Mail Archives: djgpp-workers/2000/07/20/15:01:58
On Thu, Jul 20, 2000 at 10:27:09AM -0700, Bruce Korb wrote:
> Zack Weinberg wrote:
> >
> > On Thu, Jul 20, 2000 at 08:25:40AM -0700, Bruce Korb wrote:
> > ...
> > > The amusing thing about that is that stddef.h is not platform
> > > specific, even though the SIZE_TYPE, PTRDIFF_TYPE and WCHAR_TYPE
> > > defines are. I'm thinking that fixincludes should do its thing
> > > on the GCC-supplied stddef.h since fixincludes replaces these
> > > typedefs with platform-specific changes (as of today :-).
> >
> > Our stddef.h uses the magic __SIZE_TYPE__, __PTRDIFF_TYPE__, and
> > __WCHAR_TYPE__ defines, which are set by cpp to the values of the
> > SIZE_TYPE, etc. defines in tm.h. And fixincludes should too.
>
> fixincludes did not ever do so, prior to today, that is. :-)
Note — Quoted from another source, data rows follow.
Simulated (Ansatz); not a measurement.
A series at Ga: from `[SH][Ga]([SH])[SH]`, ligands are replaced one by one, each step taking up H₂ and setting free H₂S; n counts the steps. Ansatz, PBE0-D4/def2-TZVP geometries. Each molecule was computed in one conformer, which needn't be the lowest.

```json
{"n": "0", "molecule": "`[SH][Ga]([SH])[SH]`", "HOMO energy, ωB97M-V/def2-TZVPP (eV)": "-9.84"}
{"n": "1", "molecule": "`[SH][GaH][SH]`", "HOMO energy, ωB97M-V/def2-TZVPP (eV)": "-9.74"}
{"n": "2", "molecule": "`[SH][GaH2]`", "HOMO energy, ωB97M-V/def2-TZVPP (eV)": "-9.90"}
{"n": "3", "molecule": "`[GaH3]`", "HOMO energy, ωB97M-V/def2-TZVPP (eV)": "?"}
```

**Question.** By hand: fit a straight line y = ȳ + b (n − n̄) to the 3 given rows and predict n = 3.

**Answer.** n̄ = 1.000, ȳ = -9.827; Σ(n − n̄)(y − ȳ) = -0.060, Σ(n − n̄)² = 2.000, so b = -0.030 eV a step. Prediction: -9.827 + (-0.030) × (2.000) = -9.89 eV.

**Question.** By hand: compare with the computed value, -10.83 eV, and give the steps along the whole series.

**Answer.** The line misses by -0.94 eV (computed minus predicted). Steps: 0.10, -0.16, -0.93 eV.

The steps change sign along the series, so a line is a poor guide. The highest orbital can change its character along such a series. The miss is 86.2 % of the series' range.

> I grepped the CVS source for stddef.h and found absolutely no
> reference to "__PTRDIFF_TYPE__", except the three below. Also,
> there was no reference to "PTRDIFF_TYPE" at all, period.
As I said, __SIZE_TYPE__ et al are magic defines, built into cpp. You
must have missed this chunk of cppinit.c:
static const struct builtin builtin_array[] =
{
/* ... */
#ifndef NO_BUILTIN_SIZE_TYPE
C("__SIZE_TYPE__", SIZE_TYPE),
#endif
#ifndef NO_BUILTIN_PTRDIFF_TYPE
C("__PTRDIFF_TYPE__", PTRDIFF_TYPE),
#endif
#ifndef NO_BUILTIN_WCHAR_TYPE
C("__WCHAR_TYPE__", WCHAR_TYPE),
#endif
};
SIZE_TYPE, WCHAR_TYPE, and PTRDIFF_TYPE come from tm.h. If a port
defines one of the NO_BUILTIN_* macros, then it is required to set the
corresponding __*_TYPE__ macro in its specs. This is done for
e.g. powerpc, where the correct values depend on -m switches.
I do not know why stddef.h has default definitions of these macros;
perhaps in case a non-GCC compiler ever used our stddef.h.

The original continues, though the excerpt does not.